If (a,b,c) is a Basis of R3 , Does (a+b,b+c,c+a) also a Basis of R3

[ThankYou]

Homework Statement

Well the same as the subject..
(a,b,c) is a Basis of $$R^{3}$$
does (a+b , b+c , c+a) Basis to $$R^{3}$$


I have another question ..
is (a-b , b-c , c-a) Basis to $$R^{3}$$
This is know is not true because if I use e1, e2 , e3 I got a error line.

Homework Equations

start of liner algebra one.

The Attempt at a Solution

I assume that this is true..
I think something like that.. Because (a,b,c)_ base of $$R^{3}$$ its means that I can get to a step matrix (Row echelon form)
and the same with (b,c,a) and then I can just add them and get to any soultion that I want... But maybe I'm wrong?
Thank you.


P.S
Can I write base instead of Basis ?

 

[Hurkyl]

Attacking questions like this is one of the reasons you learn about things like "row spaces", "Gaussian elimination", and "coordinates relative to a basis".

 

[HallsofIvy]

I would be inclined to just use the fact that three vectors form a basis for a three dimensional space if and only if they are independent- and use the definition of "independent".
a+ b, b+ c, and a+ c form a basis for R³ if and only if the only values of x, y, and z that make x(a+ b)+ y(b+ c)+ z(a+ c)= 0 are x= y= z= 0. Re write that as expressions in x, y, and z times "a", "b", and "c" separately and use the fact that a, b, and c are independent.

 

[hunt_mat]

Presumably by (a,b,c) is a basis for R^3, you mean that the vectors (1,0,0), (0,1,0) and (0,0,1) form a basis for R^3, it seems that the question is asking you if (1,0,1), (1,1,0) and (0,1,1) form a basis for R^3. The question is then can you find three non-zero real numbers such that:
$$a_{1}(1,0,1)+a_{2}(1,1,0)+a_{3}(0,1,1)=0$$
If the answers is yes then the vectors don't form as basis, if the only solution is a_{i}=0, then they do form a basis.

 

[gomunkul51]

It can be shown, through elemental row procedures (on a 3x3 basis matrix) that the second basis: (a+b,b+c,c+a), could be reduces to the first one: (a,b,c).
thus it is a basis of R3.

I've checked, it can be done.

Try it for yourself :)

*P.S: the point of n vectors forming a basis in R^n space is that they aren't linearly dependent !

 

[Mark44]

Presumably by (a,b,c) is a basis for R^3, you mean that the vectors (1,0,0), (0,1,0) and (0,0,1) form a basis for R^3

No, you can't assume that a, b, and c are any specific vectors - only that they form a basis for R³.

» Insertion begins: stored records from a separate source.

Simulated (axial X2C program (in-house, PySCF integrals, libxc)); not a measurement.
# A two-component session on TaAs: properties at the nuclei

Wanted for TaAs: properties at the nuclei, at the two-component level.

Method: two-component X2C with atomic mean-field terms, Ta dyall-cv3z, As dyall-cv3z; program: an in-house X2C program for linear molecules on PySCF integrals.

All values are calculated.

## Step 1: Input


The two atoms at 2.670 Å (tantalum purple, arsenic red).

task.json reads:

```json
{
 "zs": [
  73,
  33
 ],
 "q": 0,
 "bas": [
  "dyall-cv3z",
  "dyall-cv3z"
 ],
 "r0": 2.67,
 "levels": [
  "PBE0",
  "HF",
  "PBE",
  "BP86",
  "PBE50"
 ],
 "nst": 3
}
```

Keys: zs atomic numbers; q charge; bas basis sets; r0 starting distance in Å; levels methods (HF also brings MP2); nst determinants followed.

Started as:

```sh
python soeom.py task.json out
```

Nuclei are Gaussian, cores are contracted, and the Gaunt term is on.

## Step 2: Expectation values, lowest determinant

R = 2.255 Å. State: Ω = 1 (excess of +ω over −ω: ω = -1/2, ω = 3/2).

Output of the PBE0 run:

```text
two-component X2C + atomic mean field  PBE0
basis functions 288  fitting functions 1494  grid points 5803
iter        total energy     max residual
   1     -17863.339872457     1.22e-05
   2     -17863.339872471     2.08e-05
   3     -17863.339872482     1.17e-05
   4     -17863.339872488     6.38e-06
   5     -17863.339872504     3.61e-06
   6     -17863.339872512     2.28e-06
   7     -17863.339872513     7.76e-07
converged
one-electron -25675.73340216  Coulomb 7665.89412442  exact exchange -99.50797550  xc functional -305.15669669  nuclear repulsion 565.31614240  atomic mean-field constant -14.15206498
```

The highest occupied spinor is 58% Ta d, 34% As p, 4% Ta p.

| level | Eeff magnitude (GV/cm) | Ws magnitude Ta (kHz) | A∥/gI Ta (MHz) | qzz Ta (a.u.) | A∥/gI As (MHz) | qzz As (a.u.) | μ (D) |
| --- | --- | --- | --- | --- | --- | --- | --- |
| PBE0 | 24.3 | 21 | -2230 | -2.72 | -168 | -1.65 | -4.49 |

, it seems that the question is asking you if (1,0,1), (1,1,0) and (0,1,1) form a basis for R^3. The question is then can you find three non-zero real numbers such that:
$$a_{1}(1,0,1)+a_{2}(1,1,0)+a_{3}(0,1,1)=0$$
If the answers is yes then the vectors don't form as basis, if the only solution is a_{i}=0, then they do form a basis.

To the OP, to answer your question - you can have one basis or two bases. That's how I remember it working.

 

[ThankYou]

Thank you all , Its a yes no question, But I were interested n how to prove it..

I would be inclined to just use the fact that three vectors form a basis for a three dimensional space if and only if they are independent- and use the definition of "independent".
a+ b, b+ c, and a+ c form a basis for R³ if and only if the only values of x, y, and z that make x(a+ b)+ y(b+ c)+ z(a+ c)= 0 are x= y= z= 0. Re write that as expressions in x, y, and z times "a", "b", and "c" separately and use the fact that a, b, and c are independent.

Well I've tried this ... even before I posted the question, But I could not get to any solution.
Now I've tried again and made it
a(x+z)+b(z+y)+c(y+z)=0
then , x+z = z+y = y+z = 0
Thank you.

It can be shown, through elemental row procedures (on a 3x3 basis matrix) that the second basis: (a+b,b+c,c+a), could be reduces to the first one: (a,b,c).
thus it is a basis of R3.

I've checked, it can be done.

Try it for yourself :)

*P.S: the point of n vectors forming a basis in R^n space is that they aren't linearly dependent !

Thank you, I've also tried this before I've posted the question.. But for some reason I didn't made it..
After you told me you did it I looked at it again and it work..
Thank you
(R3-R2) -> (R3+R1) -> (R1-0.5R3) -> (R2-R1) Done...